This is an article I wrote for the school newspaper at Fitchburg State University in November of 2016. Before it got a chance to run, the election happened, and suddenly an epic end to an all-time great World Series was no longer news. Now that I have graduated, I am publishing some of my writing from the semester. I plan of writing more in the coming days. Enjoy!
It was a series with a combined 176 years of title-drought baggage, a series where the National League team was at an advantage in the American League ballpark because of their game-changing designated hitter, and it was a series in which both fan bases went into Game 7 convinced their team would lose… and they were almost both right. It was a World Series for the ages, and it had everything baseball fans could possibly ask for.

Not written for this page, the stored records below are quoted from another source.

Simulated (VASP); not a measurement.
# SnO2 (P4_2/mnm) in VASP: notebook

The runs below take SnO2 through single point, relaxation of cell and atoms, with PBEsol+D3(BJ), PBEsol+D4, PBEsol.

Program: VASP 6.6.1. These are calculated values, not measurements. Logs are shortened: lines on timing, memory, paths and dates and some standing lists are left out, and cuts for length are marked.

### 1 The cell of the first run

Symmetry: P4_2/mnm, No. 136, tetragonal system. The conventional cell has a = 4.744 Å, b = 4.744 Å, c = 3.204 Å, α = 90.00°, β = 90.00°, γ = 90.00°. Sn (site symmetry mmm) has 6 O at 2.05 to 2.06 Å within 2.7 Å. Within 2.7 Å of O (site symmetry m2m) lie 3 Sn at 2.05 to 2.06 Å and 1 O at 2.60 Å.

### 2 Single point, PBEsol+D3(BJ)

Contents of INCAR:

In the end, the Chicago Cubs won the deciding seventh game 8-7 in a ten inning, rain delayed, thrilling mess of a game in Cleveland, winning the World Series for the first time since 1908, but they certainly didn’t make it easy for themselves. Cubs manager Joe Maddon took starting pitcher Kyle Hendricks early in the game when he was pitching well to bring in Jon Lester as well as Lester’s personal catcher David Ross. Every head-scratching move Maddon made, though, was bailed out by his players playing well. First, Lester threw a pitch so wild it bounced of Ross’ face mask and brought in two Cleveland runs, but then Ross hit a home run off lefty reliever (and fellow 2013 World Series champion with the Boston Red Sox) Andrew Miller. Maddon will go down in history as the manager who oversaw the end of a 108 year curse in Chicago, but he also showed that managing is overrated. Theo Epstein built the team, and the players Epstein picked came up big for the Cubs, but Terry Francona out-managed Maddon and his team lost because the pieces he had to work with were simply not as good as Maddon’s.
As a Red Sox fan, this series validated so many of the baseball beliefs I have held for years. After an amazing seven game World Series that got better ratings than the NFL, it is clear that in 2016, if you were to start an expansion baseball team and build from the ground up, Theo Epstein would be your first choice to run the front office, Terry Francona would be your first choice to run the field operation, Jon Lester is the guy the guy you want taking the mound in a big game, and Andrew Miller would be the guy you want coming out of the bullpen in the highest leverage innings. The Red Sox had all those guys, and won championships with all those guys.
For the Cleveland Indians, it was a series they did not win literally, and could not win figuratively. Terry Francona had to go with a three man pitching rotation and had a much narrower margin for error in the managerial decisions he made compared to Maddon. Cleveland’s entire postseason run was predicated on a great bullpen and Corey Kluber pitching out of his mind every time he took the mound. Given that Kluber, the 2014 American League Cy Young Award winner, was coming off an injury and had never pitched in the playoffs, that was no sure thing. On paper, the Indians should not have beaten the Red Sox (who they swept) or the Toronto Blue Jays (who they bear in five games), and the fact that their season was still going in the tenth inning of Game 7 of the World Series against a 103-win Cubs team is incredible. The Indians and their fans should be proud.
In June, the Cavaliers overcame a 1-3 series deficit to beat a Golden State Warriors team that won a record breaking 73 regular season games to win Cleveland’s first major professional sports title since the Browns’ NFL Championship in 1964. The Indians themselves have not won the World Series since 1948. Against any other National League opponent, the Tribe would have been the feel-good story that baseball fans across America would be rooting for. Now, the Indians have the longest title drought of any team that has stayed in the same place (in football, the Chicago Cardinals won the NFL Championship in 1947, but moved to St. Louis in 1960, and to Arizona in 1988), and their drought is as long as the Red Sox were without winning it all when Mookie Wilson’s grounder went through Bill Buckner’s legs in the 1986 World Series. Heartbreak like this, blowing a 3-1 series lead in baseball just months after overcoming a 1-3 series deficit in basketball, it the kind of thing that will only make it sweeter when the Indians win the World Series in the future.
For Cubs fans, the thing that was never going to happen finally happened. Fans from Bill Murray to John Cusack to Eddie Vedder to 96 year old retired Supreme Court Justice John Paul Stevens, who attended World Series games at Wrigley Field in 1929 and 1932, are finally getting a taste of baseball championship glory. That’s pretty cool to see. There is no fan base that has suffered nearly as long as Cubs fans did, and as jaded as I might be, it’s hard not to enjoy this one.